The FCC discussed and approved this morning the above 2nd Memorandum Opinions and Order resolving questions from the TV white space decision of almost 2 years ago. Oddly, if was released under the hyperbole “FCC Frees Up Vacant TV Airwaves For "Super Wi-Fi" Technologies and Other Technologies”. The document is 79 pages without commissioners’ statements.

Chmn. Genachowski oddly said in his statement, “Today’s Order marks the Commission’s first significant release of unlicensed spectrum in 25 years.” Apparently he overlooked the release of 5 GHz in the 59-64 GHz band (later increased to 7 GHz in 57-64 GHz) in the 12/15/95 Report and Order in Docket 94-124 during his first tenure at the Commission under Chairman Hundt.

The new decision removes the sensing requirement from devices that have geolocation and database access to determine spectrum availability. It keeps the archaic R-6602 definition of where a TV signal is present saying “The current method of calculating TV station contours in Section 73.684 of the rules using the FCC curves in Section 73.699 of the rules is straight forward, well understood and has proven sufficiently accurate over time.” (para. 21) So cities like Monterey, California that are within multiple grade B contours but get little real over-the-air TV service are just out of luck.

It did ease use restrictions near the Canadian and Mexican borders in deference to Native American groups.

It guaranteed at least 2 TV channels in every area for wireless mic use and allows extra use for “Broadway-like” shows and special events if they can show their are no other options.
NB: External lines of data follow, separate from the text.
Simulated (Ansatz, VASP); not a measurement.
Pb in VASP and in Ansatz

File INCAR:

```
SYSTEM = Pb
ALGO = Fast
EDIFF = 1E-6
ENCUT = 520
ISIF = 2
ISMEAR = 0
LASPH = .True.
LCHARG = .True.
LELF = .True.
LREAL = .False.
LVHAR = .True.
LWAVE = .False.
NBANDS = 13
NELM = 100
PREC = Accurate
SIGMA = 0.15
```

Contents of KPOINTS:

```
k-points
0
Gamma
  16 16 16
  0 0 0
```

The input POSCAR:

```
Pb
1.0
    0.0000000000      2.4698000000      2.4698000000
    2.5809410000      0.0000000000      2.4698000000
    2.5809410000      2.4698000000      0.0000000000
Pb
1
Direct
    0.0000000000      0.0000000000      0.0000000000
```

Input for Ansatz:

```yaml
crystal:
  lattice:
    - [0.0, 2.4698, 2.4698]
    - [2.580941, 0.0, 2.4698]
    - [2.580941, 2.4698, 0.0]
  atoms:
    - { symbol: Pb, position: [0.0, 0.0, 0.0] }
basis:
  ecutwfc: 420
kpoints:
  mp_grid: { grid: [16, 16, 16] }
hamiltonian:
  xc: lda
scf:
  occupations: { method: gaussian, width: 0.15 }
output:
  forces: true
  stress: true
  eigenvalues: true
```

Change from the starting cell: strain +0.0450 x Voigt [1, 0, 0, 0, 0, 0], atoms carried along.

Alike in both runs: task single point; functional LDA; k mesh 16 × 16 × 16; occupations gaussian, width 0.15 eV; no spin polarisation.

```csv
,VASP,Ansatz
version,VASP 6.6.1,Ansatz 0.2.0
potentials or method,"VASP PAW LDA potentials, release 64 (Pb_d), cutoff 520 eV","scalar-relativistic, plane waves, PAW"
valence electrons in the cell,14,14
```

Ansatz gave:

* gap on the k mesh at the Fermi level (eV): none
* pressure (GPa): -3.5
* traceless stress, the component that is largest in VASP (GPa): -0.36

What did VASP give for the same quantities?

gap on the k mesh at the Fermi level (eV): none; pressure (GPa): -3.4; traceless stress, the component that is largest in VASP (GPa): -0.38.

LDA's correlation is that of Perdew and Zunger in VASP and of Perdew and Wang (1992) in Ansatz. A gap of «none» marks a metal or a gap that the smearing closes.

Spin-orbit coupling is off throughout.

In response to demands by wireless mic advocates that they get even more spectrum, the Commission stated,

We disagree with those who argue that more spectrum should be reserved for wireless microphones. We observe that wireless microphones generally have operated very inefficiently, perhaps in part due to the luxury of having access to a wealth of spectrum. While there may be users that believe they need access to more spectrum to accommodate more wireless microphones, we find that any such needs must be accommodated through improvements in spectrum efficiency.